Arthur Sze
Born in New York City in 1950, Arthur Sze is a second-generation Chinese American. Educated at the University of California, Berkeley, Sze is the author of eight books of poetry, including Quipu (Copper Canyon Press, 2005), The Redshifting Web: Poems 1970-1998 (1998), and Archipelago (1995). Other collections by Sze include River River (1987), Dazzled (1982), Two Ravens (1976; revised, 1984), and The Willow Wind (1972; revised, 1981).
He is also a celebrated translator, and released The Silk Dragon: Translations from the Chinese in 2001.
His own poems have appeared in The American Poetry Review, Boston Review, Conjunctions, The Kenyon Review, Manoa, The Paris Review, and have been translated into Albanian, Chinese, Dutch, Italian, Romanian, and Turkish.
About his work, the poet Jackson Mac Low has said, "The word 'compassion' is much overused—'clarity' less so—but Arthur Sze is truly a poet of clarity and compassion."

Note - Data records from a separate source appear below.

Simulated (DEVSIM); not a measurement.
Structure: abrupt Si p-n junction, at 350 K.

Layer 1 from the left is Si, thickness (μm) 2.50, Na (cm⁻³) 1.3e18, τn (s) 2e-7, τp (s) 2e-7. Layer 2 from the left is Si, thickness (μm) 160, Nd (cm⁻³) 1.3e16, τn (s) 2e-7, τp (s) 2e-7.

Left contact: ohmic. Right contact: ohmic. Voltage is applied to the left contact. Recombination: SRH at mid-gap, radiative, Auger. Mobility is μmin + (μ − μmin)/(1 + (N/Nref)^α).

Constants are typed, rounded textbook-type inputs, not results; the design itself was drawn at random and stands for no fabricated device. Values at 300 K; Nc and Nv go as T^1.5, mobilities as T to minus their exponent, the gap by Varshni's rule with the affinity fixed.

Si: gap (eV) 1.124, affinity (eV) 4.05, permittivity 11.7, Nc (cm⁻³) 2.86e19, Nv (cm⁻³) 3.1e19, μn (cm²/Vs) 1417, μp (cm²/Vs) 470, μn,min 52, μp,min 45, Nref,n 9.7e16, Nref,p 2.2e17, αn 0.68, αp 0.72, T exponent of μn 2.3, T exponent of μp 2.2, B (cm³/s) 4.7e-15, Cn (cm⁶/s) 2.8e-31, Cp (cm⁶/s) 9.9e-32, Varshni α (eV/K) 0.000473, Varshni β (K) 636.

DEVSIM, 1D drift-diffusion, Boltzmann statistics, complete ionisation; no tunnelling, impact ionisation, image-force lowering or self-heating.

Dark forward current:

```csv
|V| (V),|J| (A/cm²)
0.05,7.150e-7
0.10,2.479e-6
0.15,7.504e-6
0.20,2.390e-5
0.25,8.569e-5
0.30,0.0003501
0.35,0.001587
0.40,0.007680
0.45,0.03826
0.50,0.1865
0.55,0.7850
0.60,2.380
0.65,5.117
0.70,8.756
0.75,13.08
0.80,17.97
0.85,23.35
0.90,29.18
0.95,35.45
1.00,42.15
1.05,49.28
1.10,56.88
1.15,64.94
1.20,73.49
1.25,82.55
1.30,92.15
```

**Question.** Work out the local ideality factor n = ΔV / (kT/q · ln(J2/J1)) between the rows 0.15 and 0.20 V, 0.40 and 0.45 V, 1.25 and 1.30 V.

He is the recipient of a Lila Wallace-Reader’s Digest Writers’ Award, a Guggenheim Fellowship, an American Book Award, a Lannan Literary Award for Poetry, two National Endowment for the Arts Creative Writing fellowships, a George A. and Eliza Gardner Howard Foundation Fellowship, three grants from the Witter Bynner Foundation for Poetry, and a Western States Book Award for Translation.
He was a Visiting Hurst Professor at Washington University, a Doenges Visiting Artist at Mary Baldwin College and has conducted residencies at Brown University, Bard College, and Naropa University. He is a professor emeritus at the Institute of American Indian Arts and is the first poet laureate of Santa Fe.